Question about the use of ddp_model.no_sync() with torch.utils.checkpoint.checkpoint
Background: The ddp_model is a TwoLinearLayerMLP
If I use torch.utils.checkpoint.checkpoint with the whole ddp_model:
Code1
with ddp_model.no_sync():
for i in range(1, micro_batch_size):
output = cp.checkpoint(ddp_model, inputs[i])
loss = loss_fn(output, labels[i])
loss.backward()
output = cp.checkpoint(ddp_model, inputs[0])
loss = loss_fn(output, labels[0])
loss.backward()
Code2
outputs = [0] * micro_batch_size
outputs[0] = cp.checkpoint(ddp_model, inputs[0])
with ddp_model.no_sync():
for i in range(1, micro_batch_size):
outputs[i] = cp.checkpoint(ddp_model, inputs[i])
for i in range(1, micro_batch_size):
loss = loss_fn(outputs[i], labels[i])
loss.backward()
loss = loss_fn(outputs[0], labels[0])
loss.backward()
Both of the above codes can work properly.
If I use torch.utils.checkpoint.checkpoint with the two linear layers that belong to the TwoLinearLayerMLP, like this:
Code3
def forward(self, input):
a1 = functional.relu(cp.checkpoint(self.linear1, input))
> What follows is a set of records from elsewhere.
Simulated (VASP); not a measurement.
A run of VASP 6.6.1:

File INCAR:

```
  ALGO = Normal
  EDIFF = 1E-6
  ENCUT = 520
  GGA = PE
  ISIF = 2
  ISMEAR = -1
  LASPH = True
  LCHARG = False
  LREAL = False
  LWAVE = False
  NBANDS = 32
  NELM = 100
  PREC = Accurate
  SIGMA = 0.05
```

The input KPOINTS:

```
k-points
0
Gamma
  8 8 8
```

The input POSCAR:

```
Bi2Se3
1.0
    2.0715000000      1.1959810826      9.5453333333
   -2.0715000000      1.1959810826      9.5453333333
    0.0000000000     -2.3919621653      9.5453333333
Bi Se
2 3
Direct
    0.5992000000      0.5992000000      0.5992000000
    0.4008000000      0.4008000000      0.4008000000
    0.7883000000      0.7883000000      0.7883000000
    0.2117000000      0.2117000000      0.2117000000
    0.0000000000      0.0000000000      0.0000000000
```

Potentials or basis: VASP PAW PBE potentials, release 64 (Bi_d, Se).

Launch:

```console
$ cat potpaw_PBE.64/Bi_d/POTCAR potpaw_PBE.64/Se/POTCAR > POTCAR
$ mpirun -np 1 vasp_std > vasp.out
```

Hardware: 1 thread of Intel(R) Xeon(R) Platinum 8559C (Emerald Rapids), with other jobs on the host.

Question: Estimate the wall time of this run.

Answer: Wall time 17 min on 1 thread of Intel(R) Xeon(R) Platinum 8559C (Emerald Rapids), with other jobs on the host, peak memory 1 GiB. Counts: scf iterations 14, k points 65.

a2 = cp.checkpoint(self.linear2, a1)
return input + a2
This code can still work properly:
Code4
with ddp_model.no_sync():
for i in range(1, micro_batch_size):
output = ddp_model(inputs[i])
loss = loss_fn(output, labels[i])
loss.backward()
output = ddp_model(inputs[0])
loss = loss_fn(output, labels[0])
loss.backward()
But this code works wrongly. Gradients across DDP processes can’t be synchronized:
Code5
outputs = [0] * micro_batch_size
outputs[0] = ddp_model(inputs[0])
with ddp_model.no_sync():
for i in range(1, micro_batch_size):
outputs[i] = ddp_model(inputs[i])
for i in range(1, micro_batch_size):
loss = loss_fn(outputs[i], labels[i])
loss.backward()
loss = loss_fn(outputs[0], labels[0])
loss.backward()
My questions:
- I want to let the Code5 work properly. How can I solve this problem? And there are any matters needing attention when I use ddp_model.no_sync() with torch.utils.checkpoint.checkpoint.
- What’s the difference between Code1 and Code2? I want to use ddp_model.no_sync() like Code2.